Might as well ask why we call Belgian potatoes "french fries".
 
[quote author="PRR"]Might as well ask why we call Belgian potatoes "french fries".[/quote]

Except that has a real answer. :green:

The term "French fries" is simply a shortened form of "French-fried potatoes," referring to the cooking method, and not the country of origin.

Sorry, I can't help but jump into cooking discussions!
 
What PRR said. I'd like to add something that will be known to old farts such as myself, which is that in earlier years, and pretty much up through the mid-1960s, different countries were really different from one another. What we have now is something of a worldwide culture with regional variations, but back then things in France and England and Italy and Czechoslovakia were really different from one another, and even more different from here. We're used to international standards and multinationals and lots of product being shipped between countries and being more-or-less interchangeable, but it wasn't so when I was growing up. Heck, there wasn't an EU either, just the prehistoric European Common Market.

These days you go to a vilage in England, and Burger King is there. Not then. Then it was Jolyons, which wasn't anywhere except in England. And each region of England had different electrical plugs (perhaps they still do?)
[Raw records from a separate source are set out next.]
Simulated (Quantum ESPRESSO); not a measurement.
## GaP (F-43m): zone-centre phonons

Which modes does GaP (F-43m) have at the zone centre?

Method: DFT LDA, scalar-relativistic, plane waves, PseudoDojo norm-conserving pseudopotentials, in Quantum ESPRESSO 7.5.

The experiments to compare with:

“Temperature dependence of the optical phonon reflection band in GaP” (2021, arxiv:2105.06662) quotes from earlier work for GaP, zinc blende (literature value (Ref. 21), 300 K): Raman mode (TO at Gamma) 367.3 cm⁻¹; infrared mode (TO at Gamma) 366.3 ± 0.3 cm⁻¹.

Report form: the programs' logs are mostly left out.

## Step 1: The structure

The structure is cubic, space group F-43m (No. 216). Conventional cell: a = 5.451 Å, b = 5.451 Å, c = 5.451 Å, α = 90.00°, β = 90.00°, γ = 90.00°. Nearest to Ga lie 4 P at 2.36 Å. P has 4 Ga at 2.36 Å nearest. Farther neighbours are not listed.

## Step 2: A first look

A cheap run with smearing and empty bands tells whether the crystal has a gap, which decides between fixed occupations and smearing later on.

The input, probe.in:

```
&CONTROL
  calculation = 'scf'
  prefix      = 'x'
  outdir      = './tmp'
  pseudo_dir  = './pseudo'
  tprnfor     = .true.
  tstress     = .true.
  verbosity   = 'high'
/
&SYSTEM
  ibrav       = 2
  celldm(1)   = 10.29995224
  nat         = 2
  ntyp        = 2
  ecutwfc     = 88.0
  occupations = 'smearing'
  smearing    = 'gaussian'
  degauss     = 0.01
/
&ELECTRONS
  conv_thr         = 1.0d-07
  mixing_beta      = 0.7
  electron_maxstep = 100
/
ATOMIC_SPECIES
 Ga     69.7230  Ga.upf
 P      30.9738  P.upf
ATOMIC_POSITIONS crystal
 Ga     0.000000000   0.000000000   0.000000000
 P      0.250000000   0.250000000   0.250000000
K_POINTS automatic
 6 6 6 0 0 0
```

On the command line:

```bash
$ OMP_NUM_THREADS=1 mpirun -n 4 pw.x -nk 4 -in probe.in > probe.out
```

Anyway, given the radically different cultures on the two sides of the Atlantic, and few products flowing back and forth (I think you couldn't even get Guinness here to speak of until the 1960s), it's no surprise tubes were marked differently. And the Eastern Bloc was a whole 'nother ballgame.

Peace,
Paul
 
[quote author="PRR"]Lots of FM toobe radios; none with ECC-anything, and I doubt any 6AQ8. AFAICT, this tube is a Euro invention. [/quote]
It may be a Euro invention, but the only two US tube "radios" I have do have the ECC85 in the tuner... They are a Fisher 800B and a Dynaco FM3X BTW.

Best regards,

Mikkel C. Simonsen
 
http://www.radiomuseum.org/tubes/tube_6aq8.html

Note usage page.

http://www.r-type.org/exhib/aaa0255.htm

Tube Lore says Sylvania. So take your pick.